June 18, 2012

Farm Bill: The Big Government Shell Game

In her keynote address at the RightOnline Conference in Las Vegas, former Gov. Sarah Palin urged members of the new conservative media to continue to hold all members of the political class accountable, regardless of who wins in November.
Perhaps we could heed Gov. Palin’s advice right now…with the new Farm Bill legislation that is now being debated in Congress, and will set farm policy in the country for the next five years.

For many Americans who are not farmers, hearing about debate on a Farm Bill draws a yawn. The current farm legislation has been around since 1933, and most of its programs have not changed since then, despite dramatic changes in agriculture in the country.

Heritage Foundation’s Diane Katz states that the number of farms in the U.S. has decreased from 6.8 million in 1935 to 2.2 million in 2010. However, the fact that the amount of land in farms has only decreased by 13 percent suggests that, while farms are larger, they are fewer in number. Because farm subsidies, up until this point, have been distributed primarily based upon farm production, the larger farms have been the biggest winners of taxpayer-funded subsidies.

A second point to remember is that farm policy in the U.S. has allowed food production in this country to avoid the free market. Because the current policies limit the quantity of crops farmers are permitted to produce, food prices are then artificially inflated.

As a result, for the past 80 years, big government has held tightly onto the reins of America’s food production and, of course, taxpayers, by subsidizing larger farms and imposing limits on food supply. Katz sums up nicely how the Depression-era farm legislation has been another example of big government whacking taxpayers. She says, “Americans are taking a double hit: Tax revenues are used to subsidize producers, and production limits raise the cost of products.” In fact, farm bill subsidies have cost American taxpayers $284 billion over the last five years.

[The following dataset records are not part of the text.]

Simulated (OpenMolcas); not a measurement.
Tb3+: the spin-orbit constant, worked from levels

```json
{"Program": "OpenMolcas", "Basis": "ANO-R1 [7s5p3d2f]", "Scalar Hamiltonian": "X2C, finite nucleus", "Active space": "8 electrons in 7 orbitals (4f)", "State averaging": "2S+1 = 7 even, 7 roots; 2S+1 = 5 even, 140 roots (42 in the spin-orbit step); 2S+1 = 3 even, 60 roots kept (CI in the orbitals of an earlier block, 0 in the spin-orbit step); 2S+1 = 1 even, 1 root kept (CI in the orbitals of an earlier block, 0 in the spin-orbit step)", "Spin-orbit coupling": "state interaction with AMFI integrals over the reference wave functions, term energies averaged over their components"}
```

Many of the programs of the current farm legislation will expire in September. As conservatives are aptly making the point that free market principles, rather than taxpayer-funded subsidies to soften the effects of risk-taking, should decide costs of products, shouldn’t the same philosophy guide our new farm legislation? Shouldn’t lawmakers insist that taxpayers not fund private entrepreneurial business ventures, one of which happens to be agriculture?

Some legislators would like us to believe that the days of farm subsidies are about to end, that lawmakers will cut spending and save taxpayer money. The fact is that, instead of direct payment subsidies to farmers, Congress is now considering expanding a federal crop insurance program that would reimburse for most losses or drops in prices, potential hazards of any entrepreneurial activity. If farmed land does not yield enough crops or if food prices fall, farmers would be reimbursed through a new crop insurance program, an outcome that not only will cost taxpayers billions of dollars, but will also raise concerns about incentivizing farmers to take extraordinary risks.

The new farm legislation is welcomed by Big Agribusiness, farm lobbyists, and lawmakers who typically protect entitlement programs and come up with new ones. These sectors would like us to believe that this new farm program will save us billions of dollars in direct payment subsidies that pays farmland owners regardless of whether they plant crops. However, the truth is that the new legislation will incentivize farmers to exploit land with very high risk of crop failure. At a cost of $3 billion per year, the new crop insurance subsidy will cover any losses to farmers, known as deductibles, before their crop insurance policies pay out.

So, if you’re a farmer, why not engage in extraordinarily risky land ventures, when U.S. taxpayers are going to pay you regardless of the outcome? How is this different from any other big government bail-out?

“This is better than a government bailout,” said Steve Ellis, vice president of the Taxpayers for Common Sense, a watchdog group in Washington. “A bailout is a one-time thing when something bad happens. But crop insurance keeps giving, good or bad. And it’s about to give even more.”

Why can’t we get our act together when it comes to agricultural policies?

One of the key problems with farm policy bills is that they have been tied, in typical big government fashion, to welfare programs like the Supplemental Nutrition Assistance Program (SNAP), or food stamps. Much of the new farm bill’s spending will be on this program, at an annual cost now of about $75 billion. Severing national agricultural policy from welfare programs might be a daunting task, but one that would greatly benefit the nation. Some Senate Republicans have pushed for greater cuts to this program, but they are coming up against significant resistance from Senate Democrats and, of course, the president.

Sen. John McCain (R-Arizona) has said that the proposed farm bill would cost about $969 billion over 10 years, an increase over the $600 billion spent on the 2008 version. Similarly, Sen. Jim DeMint (R-South Carolina) observed that the alleged savings that Senate Democrats are touting in the new proposal were based on the higher baseline created by the president’s stimulus bill in 2009. Sen. DeMint noted that, compared to 2008 levels, the new farm bill will increase spending by 60%.

The new farm bill sounds like another big government shell game. We will need to stay on this one.